Problem Description
Design an iterator that alternates (or "zigzags") between two given vectors. For the basic version, given two lists of integers (v1 and v2), the iterator should return elements one by one from each list in turn (i.e., first element of v1, then first element of v2, then second element of v1, etc.). When one list is exhausted, continue iterating over the remaining elements of the other list. Additionally, consider how this can be extended to k vectors following the same cyclic order.
Key Insights
- Use a FIFO (first-in-first-out) structure to maintain the order of vectors which still have remaining elements.
- For each call to next(), select the next element from the current vector and then move that vector to the end of the queue if it still contains elements.
- The approach ensures proper zigzag (or cyclic) ordering among the vectors.

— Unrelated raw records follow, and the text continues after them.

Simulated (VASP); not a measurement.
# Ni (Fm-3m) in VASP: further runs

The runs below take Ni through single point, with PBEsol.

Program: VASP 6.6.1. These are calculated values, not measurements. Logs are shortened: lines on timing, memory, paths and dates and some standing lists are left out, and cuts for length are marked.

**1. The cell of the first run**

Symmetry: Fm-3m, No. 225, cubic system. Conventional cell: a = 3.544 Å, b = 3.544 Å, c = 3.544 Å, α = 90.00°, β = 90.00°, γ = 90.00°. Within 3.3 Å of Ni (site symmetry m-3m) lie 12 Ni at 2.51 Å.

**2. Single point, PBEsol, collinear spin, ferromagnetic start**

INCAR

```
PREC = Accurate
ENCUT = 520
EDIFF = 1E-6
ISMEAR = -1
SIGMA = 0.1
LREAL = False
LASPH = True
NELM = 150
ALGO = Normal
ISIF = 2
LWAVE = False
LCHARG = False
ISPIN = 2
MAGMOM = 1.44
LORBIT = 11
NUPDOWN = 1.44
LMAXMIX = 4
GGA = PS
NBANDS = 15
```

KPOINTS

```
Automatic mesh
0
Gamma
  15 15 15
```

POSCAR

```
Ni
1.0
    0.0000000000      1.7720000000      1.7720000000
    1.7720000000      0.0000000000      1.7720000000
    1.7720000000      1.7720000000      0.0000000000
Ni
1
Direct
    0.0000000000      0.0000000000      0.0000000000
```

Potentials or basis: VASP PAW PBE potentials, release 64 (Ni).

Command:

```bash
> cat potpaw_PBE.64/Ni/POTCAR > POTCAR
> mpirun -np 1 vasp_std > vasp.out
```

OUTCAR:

- When extending to k vectors, the same approach works: initialize the queue with each non-empty vector.
Space and Time Complexity
Time Complexity: O(1) per next() call on average, with an overall O(n) for n total elements. Space Complexity: O(k) for the queue structure (where k is the number of vectors), plus the storage for the input vectors.
Solution
We can solve the Zigzag Iterator problem by using a queue (or deque) to hold pairs of the vector’s current index and the vector itself. For each call to next(), we remove the front element from the queue, return the current item from its associated vector, and if the vector has more elements, reinsert the pair (with an updated index) into the back of the queue. This cyclic process naturally interleaves the elements from the provided vectors.